The question you need to ask when making a “based on a true story” kind of movie, is if that story is truly worthy of being told at all. Red Joan is a spy thriller, about a woman who worked for the British government to build the bomb, but became fed up with the war and death of WWII, so she took it upon herself to help her communist friends by sharing information with Russia. Judi Dench stars as the title character Joan Stanley, a promising scientist at Cambridge, living in a world where women are just expected to stand by, while the men discover how to split an atom. It's a well crafted film, with perfectly fine performances, and an engaging narrative, but nothing we can't learn from a simple Google search. Red Joan is never boring, but lacks the tension, and energy of other spy thrillers for me to recommend that you see.  

Red Joan

When I think of great spy films, I immediately think of Bridge of Spies, or Stalag 17, or any of the various John Le Carre novels that have adapted so well to the screen. Red Joan sets things up nicely, with an elderly Joan (Dench) sitting in her living room, looking at the paper, with a headline detailing a man who has been arrested by MI6. This man was William Mitchell, an old friend of Joan's, and a hint that Joan will be receiving a knock on her door by the authorities. When they do pick her up, we flashback to young Joan (played strongly by Sophie Cookson), and learn about how promising start at University, her love for science, and love for an inspired man named Leo Galich (Tom Hughes) set her on a path to becoming a defector of the British government.

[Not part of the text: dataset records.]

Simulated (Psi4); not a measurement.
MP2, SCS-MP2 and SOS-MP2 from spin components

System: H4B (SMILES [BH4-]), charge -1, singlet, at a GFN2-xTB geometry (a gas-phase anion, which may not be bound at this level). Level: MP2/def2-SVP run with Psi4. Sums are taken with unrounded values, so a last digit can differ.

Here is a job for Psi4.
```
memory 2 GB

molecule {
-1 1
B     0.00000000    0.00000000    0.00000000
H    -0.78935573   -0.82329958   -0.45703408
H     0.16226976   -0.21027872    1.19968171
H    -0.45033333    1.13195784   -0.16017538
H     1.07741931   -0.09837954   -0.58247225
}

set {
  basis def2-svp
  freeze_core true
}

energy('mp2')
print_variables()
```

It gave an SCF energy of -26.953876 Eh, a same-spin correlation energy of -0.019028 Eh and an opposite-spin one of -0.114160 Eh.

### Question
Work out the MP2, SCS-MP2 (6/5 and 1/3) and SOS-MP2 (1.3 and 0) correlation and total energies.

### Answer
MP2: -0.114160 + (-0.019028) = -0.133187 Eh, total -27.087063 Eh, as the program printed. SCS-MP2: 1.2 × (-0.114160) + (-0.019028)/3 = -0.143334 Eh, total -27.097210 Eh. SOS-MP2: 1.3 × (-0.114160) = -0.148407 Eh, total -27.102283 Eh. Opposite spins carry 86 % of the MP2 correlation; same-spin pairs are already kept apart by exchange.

The way the story is told by writer Lindsay Shapero is well paced in a back and forth fashion, between Joan's early romantic days of working in labs and then forward to her elderly years, trapped in a state of disbelief, seeing that after all these years, her past is rising up to catch her. On paper, with two expert actors such as Cookson and Dench, they are the only reason Red Joan is tolerable. At the end it is more than frustrating, as a narrative that feels incredibly monotone, with multiple sequences of “important” conversations between older Joan and detective agents, or scenes where police officers enter into their labs to search Joan's boss and future love interest Max Davis (Stephen Campbell Moore). These are often repetitive and the only moments that generate any excitement. Although it leads to another conversation about embellishing a true story, I desperately wished Red Joan had a chase scene, a shootout, something to turn it into a mundane narrative, to a legitimate spy thriller.

That's not to say that audiences might enjoy more out of Red Joan than I did. Director Trevor Nunn is working with a stellar cast that looks the part and delivers their best. A part of me just wanted much more, a deeper dive into the psychology or Joan's actions, or the conflicted politics behind creating a bomb and using it. This is a narrative that is so straight forward, one begins to wonder if the director and writer just copied a Wikipedia page and said let's make this a movie? Many films in the past, Tinker Tailor Solider Spy, Munich, any James Bond movie, or even the recent Atomic Blonde, know how to balance espionage, and action. Although I know Red Joan is not trying to be one of those movies, it also lacked a spark in every way.

Can I recommend Red Joan? In a way I could. It teeters on the 2 ½ star rating more than below, but it's also a movie that can just pass by. The story is interesting, no doubt, but it is also the kind of thing that you read in Vanity Fair or GQ and find it to be engaging, yet never enough to make into a movie. Judi Dench is good and the direction is solid, but Red Joan is missing a spark. It disappointed me, I wanted to love it more. I just wasn't seeing red.